** I am in no way affiliated with the authors of this article in anyway shape or form, this design was created for educational purposes. **
We’re down to the wire, and this week we learned how to use the pen tool in Photoshop; a tool that might be better known in a program such as Illustrator. However, the pen tool in Photoshop is helpful as you can use it to create layer masks, or to create a stroke as I did in my showcase assignment for this week.
This week we were asked to design an infographic based on one of two articles given, I chose Article B, Fun Cheese Facts for National Cheese Day because I thought it was a more fun topic and I liked that this article had more categories as I wanted to create a vertical design (plus I have an addiction to cheddar cheese, its only mild though .. ba dum chhh).
Before taking to Photoshop I sketched out what I was thinking of displaying for the facts as I went line by line through the article. Below is the visual of my brief wireframe: (you will notice there are some aspects that I did end up tweaking once looking at my final design)

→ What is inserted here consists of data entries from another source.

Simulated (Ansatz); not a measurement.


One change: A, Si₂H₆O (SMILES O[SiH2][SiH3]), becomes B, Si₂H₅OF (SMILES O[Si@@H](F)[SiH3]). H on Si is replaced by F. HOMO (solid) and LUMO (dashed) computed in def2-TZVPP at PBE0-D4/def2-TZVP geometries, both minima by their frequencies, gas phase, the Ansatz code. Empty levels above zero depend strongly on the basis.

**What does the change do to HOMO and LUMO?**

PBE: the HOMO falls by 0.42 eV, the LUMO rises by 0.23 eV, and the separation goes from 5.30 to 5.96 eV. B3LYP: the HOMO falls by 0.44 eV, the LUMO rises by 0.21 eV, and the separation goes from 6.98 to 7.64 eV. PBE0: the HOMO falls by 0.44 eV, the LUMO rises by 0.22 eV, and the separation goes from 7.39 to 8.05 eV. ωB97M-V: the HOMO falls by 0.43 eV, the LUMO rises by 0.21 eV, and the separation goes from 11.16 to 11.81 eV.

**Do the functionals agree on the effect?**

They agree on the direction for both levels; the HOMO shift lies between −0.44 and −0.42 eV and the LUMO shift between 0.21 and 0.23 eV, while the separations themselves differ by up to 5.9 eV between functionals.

Although the above was a brief sketch I then took to Photoshop to make those designs come to life. I went section-by-section and not bothering with color or typography yet just placed my idea on a canvas. After, I was a bit stuck as I wasn’t exactly sure how I wanted the overall design to look, so I took to Pinterest for some inspiration. I searched Cheese Infographics first, but only came across life like photos and designs. I have always loved more cartoon/distressed/retro designs so after feeling like I struck out with that search I began a new one, this time simply typing infographics in the search box. I came across this design about Coffee Facts that I particularly liked as far as their color choices and graphics and decided to use this as my inspiration.
COLOR & FONTS
Now that I had some inspiration I started to feel a little more at ease with this assignment and began to focus on colors now. I wanted to stick to a very basic color pattern and decided on: dark gray, light gray, a light yellow (as seen in the background), and a lighter orange (to symbolize cheese). Next I turned to search for fonts to bring more creative spark, and I found that in Emmenthaler onas this font in particular reminded me of Swiss cheese. I also chose just a simple san serif font to balance out selecting Helvetica Bold.
With somewhat of a plan in place I then went back and re-focused on each section to re-design it so the whole image is cohesive. I started changing aspects from my original wireframe sketch when I realized that certain categories didn’t have enough information to have its own line section. For example in my sketch I had the National Cheese Day text with an image of a calendar on its own line, but once I found an image and arranged the text I realized that it was just too little of information to be able to fill up the space I wanted it to. So instead I transformed the data into a text design and shared the space with another fact. The only other category that in the end differed from the original sketch was the “Cheese making has been around for nearly 4,000 years”. Originally I had planned on having a timeline, but found it hard to depict such a broad span of years and found myself repeating the wording in the text and through the design, so instead I created a “text design” and shared their space again with the number of variety of cheeses.
Another aspect of my design that is prominent throughout is that I decided to make the word “cheese” the same light orange throughout the image, which I thought helped to make the word pop in the facts. As well, I designed certain words/facts to have a different font or color to make them stand out so the whole design isn’t boring. I also rearranged the sections so they aren’t in the same order that you read about them in the article. I did this because some sections had 2 facts per line and I wanted the layout to differ from section to section, so based on how many facts or the icons in the section depicted where they came in the design (as well I wanted the icons balanced throughout).
Finally, I used the pen tool to section off the first category to show which facts belonged together as to not confuse the user. I choose a softer orange so that it was visible but not distracting. I then duplicated the pen stroke and sectioned off each category following as well. Below is my final design:
Although I didn’t utilize the pen tool as much as I wanted I feel comfortable knowing the capacity of the tool as well that I can use it for more than just shapes. I am very pleased with my infographic design and think it definitely came a long way from my original wireframe sketch.